Once again I find myself overwhelmed by how rich the experience is of having visiting artists sharing our home, lives, and community. Mayme Kratz was our first artist of 2012 and it was a love fest from the moment the plane touched down. Mayme hails from Phoenix, AZ and we met her through a dear friend of ours, Lisa Sette, who owns Lisa Sette Gallery in Scottsdale and represents Mayme's work. She is also a good friend of 2010 Cassilhaus fellow Marie Navarre who gave us gentle hints that Mayme MIGHT be interested in coming to the residency too!
One of the first stops we make with visiting artists is to Durham's Scrap Exchange, a creative reuse/recycling center. We found a large box of these amazing old scientific glass slides and unanimously declared that Marie would love and use them in her work. Even the old glassine sleeves they are in are beautiful. It's always great to see this kind of material find a new life in art.
When we were in Scottsdale we fell in love with Mayme's resin work where she casts natural materials into translucent resins but we weren't prepared to discover the breadth of her artistic practice she shared with us at Cassilhaus.

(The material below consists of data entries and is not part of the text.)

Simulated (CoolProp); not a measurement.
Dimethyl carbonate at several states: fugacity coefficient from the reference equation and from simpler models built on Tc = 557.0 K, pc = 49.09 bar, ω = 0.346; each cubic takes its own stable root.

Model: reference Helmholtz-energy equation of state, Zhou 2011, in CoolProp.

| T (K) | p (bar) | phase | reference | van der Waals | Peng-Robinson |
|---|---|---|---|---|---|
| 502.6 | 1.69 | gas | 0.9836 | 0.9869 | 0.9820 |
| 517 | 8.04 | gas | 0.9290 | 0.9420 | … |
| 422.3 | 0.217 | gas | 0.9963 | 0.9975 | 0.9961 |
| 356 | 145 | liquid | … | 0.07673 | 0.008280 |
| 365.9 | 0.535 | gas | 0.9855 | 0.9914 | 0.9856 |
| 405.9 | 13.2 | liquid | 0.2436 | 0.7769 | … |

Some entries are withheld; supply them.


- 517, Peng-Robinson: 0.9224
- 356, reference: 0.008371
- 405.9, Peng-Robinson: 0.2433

Our home is adjacent to 1600 acres of Duke Forest and while many visiting artists have enjoyed the occassional walk in the woods, Mayme devoured the forest. She came to us without a car and a computer and her enthusiasm to be HERE and about this place and this time was inspriring. Many days she spent 4 and 5 hours in the forest gathering materials and becoming part of this place. Sometimes it takes a stranger to show you your own back yard.
While here Mayme experimented with tree rubbings and various works on paper. (click to enlarge any photo in this post)
She also started fabricating nests from the materials she found on her walks. The most interesting (and scary) was the mysterious "black moss"
The nest work led us to ask Mayme about doing a commission for the entry of our home. When we designed the house we wanted to use an industrial tree grate as an entry pad. We loved the material and it was a practical way to deal with dirt etc. that came in through the front door. We wanted to eventually ask an artist to make some sort of "cornerstone" for the house to fill the large hole in the grate and we temporarily put a section of a tree stump in as a place holder. The tree section has worked so well that we have been living with it for 3+ years and I wish I had a dollar for everyone who has asked us if we cut off the tree in place from under the house.
The nest seemed the perfect metaphor for our house so Mayme made a nest to fit and took it back to Phoenix to be cast into a circular resin form. We hope to light it from underneath. Stay tuned!
Mayme gave an artist talk while she was here to a very enthusiastic crowd. We were able to see a video of her amazing recent installation called The Bower--a free standing 12'x12'x12' structure made of tumble weed.
Durham based installation artist Cici Stevens bonded immediately with Mayme.
We wanted to do a small show of Mayme's work while she was here so she sent some of her work from a collaboration she did with photographer Tim Lanterman called the Dark Matter Series. These natural-materials-in-resin-over-photograph pieces are astoundingly beautiful and have a three dimensional quality.
We have a wonderful new intern at Cassilhaus named Lisa McCarty (more on Lisa in a future post) who is a talented photographer and is enrolled in the inaugural class of Duke's new MFA in Experimental and Documentary Arts. We asked her to help us curate the show and she enthusiastically stepped in and it looks amazing.
It was the first time we really used the entry gallery to its full potential and we finally got some lighting for the white metal display bookcase. Mayme showed some of her "memory cubes" in this case.
It became almost instantly clear to Ellen and I that we are getting so much more from this residency than we are giving. Mayme has such a generosity of spirit and has left a part of herself here both literally and figuratively. We have a door in the artists pod where we ask our visiting artists to leave "their mark" from their stay (more on the door in a future post) and Mayme left us this extraordinary poem in the form of a treasure hunt to find "celebrations" she had left in the woods. I wrestled for a long while about whether to share such a personal gift that Mayme had made for us on the blog but erred on the side of sharing these beautiful creations with others.
Ellen loves a treasure hunt and we both had a good time (LOTS OF TIME!) trying to solve the puzzle and find what she left as an offering to the forest. Here is the poem:
path below pod
last days of beech
edge of new hope
space of a clearing
cardinal for cardinal
past sleeping tree
where light is late
We had our young assistants Vivian and Lela with us to track down the "Cardinal for Cardinal."
After searching unsuccessfully for a few days, Mayme offered some hints and got us going in the right direction. She even had left talismans of sorts along the path to let us know we were headed in the right direction (see spiral in the creek.)
Imagine our surprise to see just how wonderful it was to arrive "HERE" We were so touched that Mayme had left a part of herself here on our land and helped us to build a deeper sense of place.
Three weeks went by in an instant. We miss Mayme so much and we are not the only ones. Fripp immediately recognized Mayme as a cat person (she has 6) and insinuated himself on a regular basis in the artist pod.